Alan Sorensen
Havre Daily News
hdn@havredailynews.com
Jon Reece Stoner was born in May and was hitting the slopes at Bear Paw Ski Bowl about eight months later, albeit not on his own two feet.
“We had a little sack we put him in, (it) had a hole on top,” said his mother, Claire Stoner.
Stoner and her husband, Jon, both volunteers with the Eagle Creek Ski Patrol and Snowdance Ski Association, took turns packing the infant on runs down the hill.
That tradition continues for the family that farms north of Havre, but now Jon, 10, and his sister, Rainey, 8, plow through the powder or bounce down the moguls on their own, whether on skis or snowboards, while their parents work with other ski patrollers to keep the hill safe and open.
Farming has come a long way since the buckboard days of the honyockers who homesteaded the area in the early 1900s. Farmers can come to town in minutes as opposed to hours; they don't have to fight party-line users for time on the telephone, and they can call from nearly anywhere anytime on their cell phones.
The Stoners use the freedom of modern technology and transportation to enjoy everything Hill County has to offer -from their farm in the northeast corner of the county abutting the Canadian border and Hill and Blaine county line west to Fresno Reservoir and south to Bear Paw Ski Bowl 29 miles south of Havre in Pah-Nah-To Recreational Park on Rocky Boy's Indian Reservation.
The Stoners are as active in the Havre community as any townfolk, but they are still, first and foremost, wheat farmers who have a home in town, too. During the growing and harvest seasons, Jon is pretty much tied to the farm, and the others help however they can.
“We hardly see him when we're out there,” Claire said. “He doesn't get in until 11 at night and leaves at 5:30 or 6 in the morning.”
Jon's days are spent during the spring and summer, he said, seeding, spraying, working on equipment, picking rock, harvesting and doing “a lot of field survey.”
Modern technology has also invaded the farm work with Jon relying on computers and other hi-tech tools to monitor his farm and his crops.

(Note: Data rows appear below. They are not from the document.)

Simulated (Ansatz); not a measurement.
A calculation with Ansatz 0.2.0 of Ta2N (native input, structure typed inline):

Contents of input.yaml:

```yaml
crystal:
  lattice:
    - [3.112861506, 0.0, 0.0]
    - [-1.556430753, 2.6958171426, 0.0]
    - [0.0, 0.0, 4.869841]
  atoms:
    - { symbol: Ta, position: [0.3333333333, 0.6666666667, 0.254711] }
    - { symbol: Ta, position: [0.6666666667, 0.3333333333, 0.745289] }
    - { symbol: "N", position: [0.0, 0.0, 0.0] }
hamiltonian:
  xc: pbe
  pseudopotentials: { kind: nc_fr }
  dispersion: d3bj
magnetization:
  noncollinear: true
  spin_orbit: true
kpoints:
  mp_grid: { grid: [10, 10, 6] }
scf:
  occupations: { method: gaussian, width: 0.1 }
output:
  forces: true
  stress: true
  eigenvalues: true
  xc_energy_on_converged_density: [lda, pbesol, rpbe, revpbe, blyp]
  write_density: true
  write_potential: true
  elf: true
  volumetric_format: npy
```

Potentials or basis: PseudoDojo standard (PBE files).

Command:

“We have GPS (global positioning system), but we don't have field mapping ,” he said. “And we have yield monitors on the combines, so we know what the yields are.”
His time is also taken up with his duties as president of the Montana Grain Growers Association and as a member of the board of directors of the National Association of Wheat Growers. Those obligations took him away from home about 35 days last year, he said, and will take him on the road for about 60 this year.
Claire is business manager of Red Rock Power Inc., a business her father, Willie Pyette of Chinook, founded in 1977. It is an agriculture-related business, she said, that builds, maintains and works on power lines all over the state, mostly for electric co-ops.
She also does the farm's bookkeeping and helps out however she can at the farm. And, of course, the kids pitch in.
“They really like to, when they can, work around the shop with Jon,” Claire said.
Claire and Rainey fix meals for the farm crew and deliver the food out to the crew in the fields.
“I like cooking at the farm; I cook with my mom at the house,” Rainey said. “I make dessert.”
Rainey also enjoys driving the quadrunner on the farm.
Jon Reece says he enjoys hunting and fishing and driving tractors and pickups on the farm. He also looks forward to catching gophers, and particularly enjoys dirt biking on the farm.
The farm also has a place where the kids can get away by themselves. “We fixed up an old barn into a clubhouse,” Jon said. “It has a loft in it.”
Claire can be found driving truck during harvest and doing hatever else she can to help.
When they're in town during the summer, Rainey and Jon Reece find plenty to do. Rainey swims a lot, she said, and loves soccer and bicycling, and plays softball, tennis and volleyball. Jon is into skateboarding.
The Stoners also have a cabin at Fresno Reservoir and enjoy the water sports the lake provides. Jon Reece favors wake-boarding, while Rainey likes waterskiing and knee-boarding.
Rainey attends Lincoln-McKinley Primary School and Jon Reece is vice president of the student body at Sunnyside Intermediate School. He credits Trey Brown, his skiing and snowboarding buddy and his campaign manager, with his election.
The family stays close throughout the year, and Claire and Jon even find time to get involved in their children's schools and activities.
Jon coaches youth hockey, and if the Stoners are absent from Bear Ski Bowl, odds are they're on the road with Jon Reece's hockey team or at a Havre tournament.
Claire coaches soccer and softball and volunteers in the schools once a week. She also serves on the stewardship board at First Lutheran Church and is treasurer of the Youth Hockey Association and on its board of directors.
Together, they take agriculture into Havre's elementary classrooms.
“Everyone is so removed agriculture, even in Havre,” Claire said. “We go into their class, plant wheat and tell them about agriculture. We take in different crops we grow.”
Claire said the kids plant the seeds they're given and then get to see them sprout in just a couple of days. But the classroom exposure doesn't end there.
“We grind the wheat, make it into flour and make that into pasta,” she said. “Then we cook it and they eat it, so they can see the whole process.
“We'll do it for Rainey's class this year,” she added.
Since agriculture is the principle industry in Montana, the Stoners think it's only right that Montanans understand and appreciate what is involved, and they are eager to get the message out.